There is a nala near my house, and the water is filthy with chemicals purged by nearby industry, while the banks of the nala are a dumping place for garbage. Birds, insects and butterflies have no choice but to adapt to this dirt around them, they continue feeding on prey that is washed down the dirty water. I have seen Heron, Kingfishers, water birds and kites regularly here.


Slabs of compressed plastic are the resting place for these Lesser Whistling Ducks

On a hike in the Great Himalayan National Park, the guide was proud that his Valley was not producing hydro-electric power, but he was charging his phone and lighting his house as someone else was generating electricity. Everywhere I would go birds and animals would be struggling to live despite the pollution.
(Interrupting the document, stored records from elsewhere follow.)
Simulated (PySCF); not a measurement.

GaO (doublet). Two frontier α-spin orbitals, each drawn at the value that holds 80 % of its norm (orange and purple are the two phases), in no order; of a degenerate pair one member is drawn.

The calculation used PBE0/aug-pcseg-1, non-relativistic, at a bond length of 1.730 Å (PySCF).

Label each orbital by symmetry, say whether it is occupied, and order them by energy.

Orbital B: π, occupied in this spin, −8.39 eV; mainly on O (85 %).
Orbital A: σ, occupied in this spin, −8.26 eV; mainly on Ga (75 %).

A black plastic bag and bits of plastic around a Purple Swamphen 

Our need for indestructible gratification has grown so rapidly and is so insatiable that we are on a path of self destruction. Very soon we will have no place to dump our garbage and civic services will simply give up. 

Seen it all, a Pond Heron yawns at the filthy nala

it is only a matter of time before we drown in our own filth, as it is another's problem, dump it as long it is not in my backyard.  So everyone is dumping in someone else's backyard. "Modern" living has generated so much filth that will not decay for centuries. As Vladimir Nabokov said "We who burrow in filth every day may be forgiven perhaps the one sin that ends all sins."